This year during Torch, I was given the task of organizing every past issue in chronological order. While I was swimming in piles of papers with ink-stained hands, something caught my eye. A senior issue from the ‘80s.
At first, I was shocked by how different everything looked: the fuzziness of the photos, the frizziness of the hair and the frilliness of the outfits. Everything seemed so dated. It was a world only my parents knew, full of “freaks” and “sportos” that I thought only existed in old movies like “The Breakfast Club.” But as I flipped through the pages, I realized that even though at first glance things looked different, not that much about high school has changed.
There were still columns complaining about parking, sports stories on historic championship wins and ads for local restaurants just starting up. For every moment, topic or tradition that I felt had defined my high school career, there was an identical one perfectly catalogued and detailed in the same exact ten point font I’m writing in today.

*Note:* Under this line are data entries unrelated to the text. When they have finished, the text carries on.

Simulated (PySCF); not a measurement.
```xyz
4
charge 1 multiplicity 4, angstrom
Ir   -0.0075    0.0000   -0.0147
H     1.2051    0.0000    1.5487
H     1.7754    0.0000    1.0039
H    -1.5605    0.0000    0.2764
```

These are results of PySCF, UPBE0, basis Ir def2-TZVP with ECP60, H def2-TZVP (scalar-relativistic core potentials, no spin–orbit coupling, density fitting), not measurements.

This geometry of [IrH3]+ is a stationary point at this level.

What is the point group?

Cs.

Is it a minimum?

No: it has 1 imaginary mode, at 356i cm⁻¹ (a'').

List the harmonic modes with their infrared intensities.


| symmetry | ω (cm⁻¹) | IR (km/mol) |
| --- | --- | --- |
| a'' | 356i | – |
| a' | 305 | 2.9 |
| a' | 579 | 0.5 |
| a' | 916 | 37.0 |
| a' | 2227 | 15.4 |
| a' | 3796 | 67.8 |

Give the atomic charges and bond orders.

Right now, it may seem like we will all be young forever and that we are special pieces of history that will continue to stick out even twenty years in the future. But soon enough, you will forget your student ID number and your math partner’s name, and your high school experience will blur into a mix of memories and cliches. Although the high school traditions may stay the same even after decades and decades, we will continue changing and growing.
I know right now I do not feel quite ready to leave the life I know behind. In just a few days I will have outgrown Glenbrook North, and like the rest of the class of 2026 and every class since GBN’s opening, my high school self will become a face that only exists in the cabinets of the Torch room.